According to 538's average, former President Donald Trump's margin in national polls has grown by just about 2 percentage points since June 27, when President Joe Biden delivered a poor performance in the cycle's first presidential debate. Biden's current 2.1-point deficit is the worst position for a Democratic presidential candidate since early 2000, when then-Vice President Al Gore was badly lagging Texas Gov. George W. Bush, according to our retroactive polling average of that race.
Yet our forecast for the 2024 election has moved very little. On debate day, we gave Biden a 50-out-of-100 chance of winning the majority of Electoral College votes. That chance briefly dipped as low as 46-in-100 on July 5, but it now stands at 48-in-100. At first glance, this lack of movement is confounding: If Biden has limped from roughly tied to down more than 2 points in national polls, shouldn't his chances of winning have sunk by more than a few points?
Well, not necessarily. The "right" amount of movement in a forecast depends on how much uncertainty you expect there to be between now and the event you're trying to predict. It's probably easy for you to predict how hungry you'll be tomorrow morning, for example — a pretty low-variance prediction (unless maybe you happen to be traveling internationally or running a marathon). But some things, like medium-range stock returns, are much harder to predict.
Predicting what public opinion will be four months from now is also difficult. On one hand, that's because small events — like debates — can cause large changes in the polls. But it's also difficult because the polls themselves are noisy. There are many sources of uncertainty that all have to be combined properly, and forecasters make many informed but imperfect choices in figuring out how to do that. (This is true whether you have a mental model or a statistical model, like we do at 538.)
To make things easier to digest, let's think about our main sources of uncertainty about the election in two parts.

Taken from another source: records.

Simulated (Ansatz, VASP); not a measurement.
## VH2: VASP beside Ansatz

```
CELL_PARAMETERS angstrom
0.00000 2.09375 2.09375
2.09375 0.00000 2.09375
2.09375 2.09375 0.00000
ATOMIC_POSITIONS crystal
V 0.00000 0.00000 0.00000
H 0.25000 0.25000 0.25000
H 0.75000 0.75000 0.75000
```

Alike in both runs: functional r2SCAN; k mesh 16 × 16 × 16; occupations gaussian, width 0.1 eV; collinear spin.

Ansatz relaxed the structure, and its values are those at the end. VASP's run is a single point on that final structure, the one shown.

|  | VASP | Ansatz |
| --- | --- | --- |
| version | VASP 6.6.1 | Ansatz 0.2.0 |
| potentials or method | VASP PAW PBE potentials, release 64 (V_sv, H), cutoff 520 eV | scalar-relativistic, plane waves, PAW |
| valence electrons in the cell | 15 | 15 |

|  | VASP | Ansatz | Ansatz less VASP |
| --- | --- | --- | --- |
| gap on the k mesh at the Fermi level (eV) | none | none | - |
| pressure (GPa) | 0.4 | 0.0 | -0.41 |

First, there is uncertainty about how accurate polls will be on Election Day. This is somewhat easy to measure: We run a model to calculate how much polling error there has been in recent years and how correlated it was from state to state. This model tells us that if polls overestimate Democrats by 1 point in, say, Wisconsin, they are likely to overestimate Democrats by about 0.8 points in the average state — and by closer to 0.9 points in a state like Michigan that's demographically and politically similar to America's Dairyland. On average, we simulate about 3.5-4 points of poll bias in each of our election model's scenarios — meaning that, about 70 percent of the time, we expect polls will overestimate either Democrats or Republicans by less than or equal to 3.5 points and, 95 percent of the time, we expect that bias to be less than 8 points.
Those are pretty wide uncertainty intervals — from what I can tell, they're about 25 percent bigger than those in some of the other election forecast models out there. One reason they are so large is that 538's model more closely follows trends in the reliability of state-level polls. It's really this simple: Polls have been worse recently, so we simulate more potential bias across states. And though our model could take a longer-range view and decrease the amount of bias we simulate, such a model would have performed much worse than our current version in 2016 and 2020. We think that, even if polls end up being accurate this year, we'd rather have accounted for a scenario in which polling error is almost 50 percent larger than it was in 2020 — like it was in 2020 compared with 2016.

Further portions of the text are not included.